12.1 The Terms of Reference for this Inquiry ask the ALRC to have regard to laws that may contribute to the rate of Aboriginal and Torres Strait Islander offending, including ‘driving offences and unpaid fines’—the statutory enforcement regimes of which affect Aboriginal and Torres Strait Islander people unduly and can result in incarceration.
12.2 The ALRC considers that fine enforcement regimes should not, directly or indirectly, allow for imprisonment, and recommends that legalisation should be amended to this effect. Imprisonment is a disproportionate response to fine default, and impacts especially on Aboriginal and Torres Strait Islander women.
12.3 The imposition of fines and fine enforcement regimes affect Aboriginal and Torres Strait Islander people disproportionately. Fine enforcement regimes can aggravate criminogenic factors and operate to further entrench disadvantage, especially when the penalty for default or secondary offending includes further fines, driver licence suspension or disqualification, and imprisonment.

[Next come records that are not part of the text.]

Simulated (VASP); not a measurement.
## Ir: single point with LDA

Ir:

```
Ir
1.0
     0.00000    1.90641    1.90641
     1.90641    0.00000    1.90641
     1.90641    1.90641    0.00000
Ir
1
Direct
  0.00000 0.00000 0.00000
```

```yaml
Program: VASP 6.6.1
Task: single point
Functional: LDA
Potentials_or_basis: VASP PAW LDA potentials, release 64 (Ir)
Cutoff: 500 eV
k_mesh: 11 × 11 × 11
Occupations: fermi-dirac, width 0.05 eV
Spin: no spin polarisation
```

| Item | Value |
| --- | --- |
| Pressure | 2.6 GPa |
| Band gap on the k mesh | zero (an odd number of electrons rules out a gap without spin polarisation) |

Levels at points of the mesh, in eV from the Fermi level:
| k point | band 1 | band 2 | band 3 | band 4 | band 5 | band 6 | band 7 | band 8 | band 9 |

12.4 The ALRC makes recommendations to increase the efficacy and decrease the harm caused to Aboriginal and Torres Strait Islander people by the imposition of fines. These include decreasing the size of fines, limiting the issue of infringement notices, the nationwide adoption of Work and Development Orders (WDOs) based on the New South Wales (NSW) model, and the provision of a discretion to skip driver licence suspension where the person in fine default is vulnerable, supported by statutory guidelines for state debt recovery agencies. These are not standalone recommendations and, together with the abolition of imprisonment, seek to make fine systems and fine enforcement regimes fairer and more responsive to the circumstances of Aboriginal and Torres Strait Islander people, especially in regional or remote locations.
12.5 This chapter further discusses two key pathways for Aboriginal and Torres Strait Islander people into fine enforcement, namely offensive language provisions and driving without a licence.